The Government do not believe that this is a sensible course of action, and nor is it required. The Government’s position is that referendums should be used only in issues of substantial constitutional significance. Noble Lords may recall that the Constitution Committee of your Lordships’ House published a report in 2010 on referendums in the United Kingdom. I was a member of the Constitution Committee at that time. The report was clear that matters of substantial constitutional significance would fall within the following proposals:

“To abolish the Monarchy … To leave the European Union … For any of the nations of the UK to secede from the Union … To abolish either House of Parliament … To change the electoral system for the House of Commons … To adopt a written constitution … To change the UK’s system of currency”.

The noble Lord, Lord Anderson, listed the kind of referendums that we have had, and I think they all fall within these definitions, these issues of constitutional significance. We do not believe that the amendments are appropriate or necessary. This is because while I acknowledge that extending the existing institution of marriage to same-sex couples is of huge significance and importance to those couples who are currently being prevented from marrying, and quite clearly from our debates this evening is the subject of strong feelings among those who oppose it, we do not believe that these are matters of substantial constitutional significance along the lines of those which the Constitution Committee identified.

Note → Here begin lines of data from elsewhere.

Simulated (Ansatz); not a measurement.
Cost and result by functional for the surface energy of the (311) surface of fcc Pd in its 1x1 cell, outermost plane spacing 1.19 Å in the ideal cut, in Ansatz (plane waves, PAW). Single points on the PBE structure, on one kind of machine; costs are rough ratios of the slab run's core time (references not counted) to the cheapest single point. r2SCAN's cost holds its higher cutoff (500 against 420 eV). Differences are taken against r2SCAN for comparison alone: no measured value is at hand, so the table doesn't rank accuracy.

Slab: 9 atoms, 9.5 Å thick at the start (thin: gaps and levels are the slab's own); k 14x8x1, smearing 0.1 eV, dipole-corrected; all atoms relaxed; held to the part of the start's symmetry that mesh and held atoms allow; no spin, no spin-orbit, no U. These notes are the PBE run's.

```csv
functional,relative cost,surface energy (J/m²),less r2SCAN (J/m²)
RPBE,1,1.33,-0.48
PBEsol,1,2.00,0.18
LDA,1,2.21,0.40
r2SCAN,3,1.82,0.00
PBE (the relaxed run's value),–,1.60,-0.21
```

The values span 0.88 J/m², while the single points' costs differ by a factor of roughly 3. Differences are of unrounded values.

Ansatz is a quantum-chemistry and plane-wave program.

Turning to technical matters, my noble friend Lord Dobbs pointed out that Members of your Lordships’ House would be denied a vote in any such referendum. I also note that there was an interesting point about the question, because the Political Parties, Elections and Referendums Act 2000 makes provision for how a question should be dealt with if it is present on the introduction of the Bill, or indeed if the wording is to be done subsequently by way of order. It does not make any provision for what would happen if a question was introduced at a later stage. Quite clearly, my noble friend and the noble Lord, Lord Anderson, see no role for the Electoral Commission in judging the merits of the question and reporting to Parliament, as now seems to be an accepted part in other circumstances of our arrangements on referendums.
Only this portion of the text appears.